At the turn of the 20th century, there was a great cultural and societal shift. As the Victorian era ended in 1901, the Edwardian era of King Edward VII and Art Nouveau, ushered in a new era for women. Sharon Hope Weintraub, the author of ‘Bawdy Bisques & Naughty Novelties’ is quoted in a 2008 article saying, “I was fascinated by the wide variety of figurines and the creativity and workmanship that went into their manufacture. I was also intrigued with the way the bathing beauties reflected the loosening of moral, cultural, and sartorial restrictions on women between the 1890s and the 1920s.”
Art Nouveau was a reaction to the academic art of the 19th century. It took inspiration from natural forms and structures, particularly the curved lines of plants and flowers. This trend was reflected in the fashions of the time as well. Corsets were being discarded. In this atmosphere of Art Nouveau, where nature is celebrated, so too was the human form celebrated.

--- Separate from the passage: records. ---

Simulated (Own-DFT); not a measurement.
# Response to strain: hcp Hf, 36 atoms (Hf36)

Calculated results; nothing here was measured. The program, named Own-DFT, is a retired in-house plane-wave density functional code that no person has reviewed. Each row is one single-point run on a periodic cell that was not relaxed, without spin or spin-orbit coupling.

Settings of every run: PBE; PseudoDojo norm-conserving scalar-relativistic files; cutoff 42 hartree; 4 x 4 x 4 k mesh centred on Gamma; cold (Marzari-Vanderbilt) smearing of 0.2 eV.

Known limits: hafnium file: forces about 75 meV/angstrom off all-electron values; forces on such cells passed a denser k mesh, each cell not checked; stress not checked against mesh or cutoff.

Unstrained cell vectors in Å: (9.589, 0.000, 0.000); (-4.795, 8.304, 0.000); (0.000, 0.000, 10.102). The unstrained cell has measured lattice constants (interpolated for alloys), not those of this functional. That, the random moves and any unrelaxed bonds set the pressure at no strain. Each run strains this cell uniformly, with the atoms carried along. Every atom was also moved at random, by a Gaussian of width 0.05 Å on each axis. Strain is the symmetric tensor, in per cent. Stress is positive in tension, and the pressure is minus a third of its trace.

Social and political change also brought more freedom for women. WW1 saw more single women working as men were on the battlefield. Bicycles gave women a new level of transportation independence. In 1920, women won the right to vote.
Free moving clothing allowed for more athletic endeavors. Changing fashion also meant more relaxed dress of bathers in this period; less clothing that covered a woman’s shape also allowed for swimming. A new appreciation of the female form gave birth to the bathing beauty.
These little bisque pieces of art also represented the growing appreciation of vacationing by the sea. What began in the 1890’s as a naughty item, soon became souvenirs of fun times spent on the beach, or at countless other summer vacation sites. They were purchased by a new generation of adults who rejected the stiff rules and mores of Victorian etiquette. This period lasted until the 1930’s.
Bathing beauties are all bisque figures that have a bathing suit either painted on or are made of fabric. The fabric used was a light netting or lace that often has disappeared over the decades. That is why many bathing beauties are naked. However, these women wear bathing caps and matching ballet type bathing slippers, indicating they also once wore a fabric bathing suit.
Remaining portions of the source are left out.